>If the Nvidia drivers do what you need, that is nice for you. >They do have problems, however. Problems that result in lost data. >I will not be buying any Nvidia graphics cards due to the driver problems. > > Me? Right now, I'm seriously considering replacing this cursed thing with an ATI 9200, if I can still get them. I have that installed on a couple of other machines, and it has worked beautifully. The drivers are open-source and included in Debian.
I actually went around the surplus shops and bought myself a bunch of matrox cards.
However -- I have much Fear Uncertainty and Doubt about ATI continuing to deliver for the open source community. They have not been so forthcoming with data on their later products, or so I am told. This concerns me. It suggests corporatist treachery (well, actually suggests cowardice in the face of patent insanity, but that's a whole 'nother kettle of fish, of course).
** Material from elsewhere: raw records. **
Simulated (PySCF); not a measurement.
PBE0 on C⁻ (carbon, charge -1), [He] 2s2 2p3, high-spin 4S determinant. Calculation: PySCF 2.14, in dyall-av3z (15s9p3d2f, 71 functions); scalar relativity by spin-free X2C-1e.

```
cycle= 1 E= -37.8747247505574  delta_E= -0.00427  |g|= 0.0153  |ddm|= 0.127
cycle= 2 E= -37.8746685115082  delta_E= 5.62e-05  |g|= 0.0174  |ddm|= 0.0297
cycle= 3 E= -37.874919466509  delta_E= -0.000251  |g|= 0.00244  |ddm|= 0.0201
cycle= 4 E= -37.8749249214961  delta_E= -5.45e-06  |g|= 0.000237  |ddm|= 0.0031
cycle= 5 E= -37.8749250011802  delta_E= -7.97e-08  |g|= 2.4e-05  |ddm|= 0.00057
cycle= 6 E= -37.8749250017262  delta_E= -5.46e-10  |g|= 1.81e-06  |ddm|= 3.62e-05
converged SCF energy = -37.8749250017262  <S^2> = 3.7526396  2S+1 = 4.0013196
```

In spite of all the discussion about cost and feature balance etc... all that matters to me is access to the cards programming api. I have been trying to write graphics a system for years and in spite of all the advances gained by the card and chip manufacturers non can be experimented with except a few obsolete radeons. Who can tell me which registers to tweak during bootup in a geforce card? Im trying to bootup a desktop is less than one second. I have a subsecond system startup already but the damned bios takes 30 seconds or more. Any answers from ati and nvidia? I dont think so. An open card is important for developing new stuff. -- www.smsglobal.net SMS Global Ltd Short Message Service For Seafarers _______________________________________________ Open-graphics mailing list [email protected] http://lists.duskglow.com/mailman/listinfo/open-graphics List service provided by Duskglow Consulting, LLC (www.duskglow.com)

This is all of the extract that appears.